What is the protection?
An employer cannot pretend that they are offering a person a job as an independent contractor when the position actually involves entering into an employment contract.
An employer must not tell a person whom the employer proposes to engage as an employee that the person needs to get an ABN and register themselves as their own business before they start work because they will be an independent contractor.
Are there exceptions?
The provision will not apply if the employer can prove that they did not know, and were not reckless, as to whether the engagement was not meant to be as an independent contractor but as an employee.
A contract for services is a contract between a person (the principal) and an independent contractor which creates a commercial arrangement where the independent contractor agrees to provide a specified service to the principal—no employment relationship is created.
Employment misrepresented as independent contracting arrangement
Fair Work Ombudsman v Happy Cabby Pty Ltd
Fair Work Ombudsman v Happy Cabby Pty Ltd  FCCA 397 (26 July 2013).
Seven people engaged by a company as bus drivers were told by the company that they were engaged as independent contractors.

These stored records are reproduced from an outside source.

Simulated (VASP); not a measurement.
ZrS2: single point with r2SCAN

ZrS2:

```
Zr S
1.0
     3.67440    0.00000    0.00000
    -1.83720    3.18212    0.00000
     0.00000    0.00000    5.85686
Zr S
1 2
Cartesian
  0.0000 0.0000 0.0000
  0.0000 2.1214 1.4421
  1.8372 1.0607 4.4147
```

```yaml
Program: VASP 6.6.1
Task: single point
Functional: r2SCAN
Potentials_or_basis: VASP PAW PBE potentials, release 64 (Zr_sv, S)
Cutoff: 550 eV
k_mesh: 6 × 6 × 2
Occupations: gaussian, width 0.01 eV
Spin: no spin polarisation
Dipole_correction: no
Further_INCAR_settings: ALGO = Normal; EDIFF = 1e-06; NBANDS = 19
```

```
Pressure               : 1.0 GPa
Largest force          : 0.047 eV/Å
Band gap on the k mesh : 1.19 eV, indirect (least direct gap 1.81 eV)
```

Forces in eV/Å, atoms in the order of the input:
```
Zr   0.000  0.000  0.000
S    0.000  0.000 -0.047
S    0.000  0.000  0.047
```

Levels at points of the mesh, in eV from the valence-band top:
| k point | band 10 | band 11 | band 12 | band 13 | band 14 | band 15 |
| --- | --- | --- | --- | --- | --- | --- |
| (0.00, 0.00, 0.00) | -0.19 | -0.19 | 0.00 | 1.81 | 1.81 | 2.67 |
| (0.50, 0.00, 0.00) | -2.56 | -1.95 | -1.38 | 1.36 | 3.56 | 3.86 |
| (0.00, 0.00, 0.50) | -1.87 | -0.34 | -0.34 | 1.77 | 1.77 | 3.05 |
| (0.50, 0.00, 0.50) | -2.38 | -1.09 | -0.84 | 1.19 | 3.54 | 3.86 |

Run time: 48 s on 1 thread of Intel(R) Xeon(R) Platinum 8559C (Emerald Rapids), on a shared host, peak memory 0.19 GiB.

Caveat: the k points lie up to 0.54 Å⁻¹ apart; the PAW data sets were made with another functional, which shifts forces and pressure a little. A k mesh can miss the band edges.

This was admitted to constitute sham contracting because the seven people were employees, not independent contractors. The company also underpaid award rates by $26,082.22 and failed to keep proper employment records.
The respondent was ordered to pay the Commonwealth $252,120 (included 7 penalties of $18,480 each for 7 breaches of s.357(1)). The respondent’s sole director and company secretary was ordered to pay the Commonwealth $47,784 (included 7 penalties of $3,696 each for 7 breaches of s.357(1)).
Fair Work Ombudsman v Metro Northern Enterprise Pty Ltd
Fair Work Ombudsman v Metro Northern Enterprise Pty Ltd  FCCA 216 (7 May 2013);  FCCA 1323 (15 August 2013).
Persons engaged by a kitchenware products company to engage in promotional and sales activities were told that they would perform the work as independent contractors and would be paid on commission.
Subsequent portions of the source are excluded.